The large amounts of cash available to SWFs have allowed them to play a major role in stabilising the global credit markets through their investments, which have seen over US$80 billion injected into major American investment banks. Additionally SWFs have continued to place funds into private equity, accounting for around 10% of investments globally. To the broader M&A sector, during January there were US$60 billion in global M&A transactions, approximately one-third of this was backed by direct and indirect SWF investment. This was inline with 35% of M&A transactions during 2007 being funded by SWFs.
The criticisms of SWFs are very similar to that of private equity in recent years, focused on lack of transparency and disclosure. Australia’s own Future Fund has been criticised for both of these reasons. However SWFs, raise an additional concern when they invest across boarders. While it is clear the purpose of a buyout firm is financial gain, concern has risen that SWFs have other ulterior motives in their investments.
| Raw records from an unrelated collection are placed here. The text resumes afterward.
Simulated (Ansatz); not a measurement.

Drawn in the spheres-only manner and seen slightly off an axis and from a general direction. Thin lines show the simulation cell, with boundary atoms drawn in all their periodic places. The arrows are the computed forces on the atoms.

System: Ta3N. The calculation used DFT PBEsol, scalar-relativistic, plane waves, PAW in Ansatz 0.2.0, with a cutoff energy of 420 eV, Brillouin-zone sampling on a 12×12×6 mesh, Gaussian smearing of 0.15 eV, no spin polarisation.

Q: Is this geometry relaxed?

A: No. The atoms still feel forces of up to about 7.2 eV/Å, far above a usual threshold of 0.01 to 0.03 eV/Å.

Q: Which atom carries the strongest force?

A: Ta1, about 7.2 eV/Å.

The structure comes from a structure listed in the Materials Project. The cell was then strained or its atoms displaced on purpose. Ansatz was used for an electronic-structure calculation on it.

In response to this Australia established six principles that will be looked at when a SWF investment takes place. (See AVCAL article ‘Sovereign funds cashed up and spending’ AVCAL article) Likewise the US treasury has established principles with Singapore and Abu Dhabi for their SWFs to adhere to when investing. The basis is that they are investing on a commercial basis, with strong governance structures and offer compliance with host country regulation. In return the US will not put up any protectionist barriers.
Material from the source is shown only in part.